9 Out Of 10 Dentists Don’t Know Shit About Colgate

Alright fuckers, you might not hear this from us often, but shut your mouths — it’s time to listen. 9 out of 10 dentists buy in to this Colgate conspiracy because they’re hiding a lot from all of you who haven’t stopped to ask questions. That’s why it’s called ColGATE.

Let’s stop for a second and do some basic arithmetic. There’s a little over 200,000 dentists in the U.S. currently. Do the math some more. That’s well over 180,000 of us, standing there lying through our pearly whites. Now let’s do some reverse math. That leaves over 20,000 of us, lurking in the shadows, biting down and staying silent. But the truth is here, and it’s about time you all realized that all these other guys don’t know shit.

It’s every DDS for himself now out there. Many of us have lost friends to them. The 9 out 10 are relentless — these Colgate loyalists won’t stop until they’ve picked us all off. It’s not even safe to see our families, let alone mention the word “Colgate” out loud to anyone. They have puppets in the streets and in our practices.

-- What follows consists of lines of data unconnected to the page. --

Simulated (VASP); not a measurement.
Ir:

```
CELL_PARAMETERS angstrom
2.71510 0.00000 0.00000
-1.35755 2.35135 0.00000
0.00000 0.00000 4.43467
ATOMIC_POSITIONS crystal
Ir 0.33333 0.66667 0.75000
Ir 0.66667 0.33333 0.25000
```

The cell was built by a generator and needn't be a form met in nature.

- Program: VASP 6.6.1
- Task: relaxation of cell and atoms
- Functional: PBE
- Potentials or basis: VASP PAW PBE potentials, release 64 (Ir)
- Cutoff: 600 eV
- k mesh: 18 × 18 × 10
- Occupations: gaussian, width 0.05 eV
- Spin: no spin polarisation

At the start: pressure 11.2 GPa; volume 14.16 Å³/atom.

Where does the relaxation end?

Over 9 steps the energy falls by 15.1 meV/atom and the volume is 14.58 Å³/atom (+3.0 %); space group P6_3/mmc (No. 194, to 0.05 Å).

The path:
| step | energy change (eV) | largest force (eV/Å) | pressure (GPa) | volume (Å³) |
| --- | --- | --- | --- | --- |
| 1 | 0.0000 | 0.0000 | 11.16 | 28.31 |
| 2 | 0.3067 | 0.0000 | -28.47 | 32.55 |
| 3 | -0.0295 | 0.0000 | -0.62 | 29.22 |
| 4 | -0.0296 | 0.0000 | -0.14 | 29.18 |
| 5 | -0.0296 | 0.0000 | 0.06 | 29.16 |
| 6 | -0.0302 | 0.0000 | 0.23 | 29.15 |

You people have no idea. You’re scrambling for your free packets of advertised toothpaste that you think will cure some perceived idea of filthy teeth — you’re grasping at three red, white, and blue stripes of a fictional cure to a dark side of dentistry that you could not begin to comprehend.

Do you even know what Colgate-brand sodium fluoride, lauryl sulfate, and hydrated silica can all do to a person when combined? Don’t let their partisan studies and complicated ingredient lists pull the wool over your eyes and stop you from realizing what you already know — that there’s something they’re hiding from you.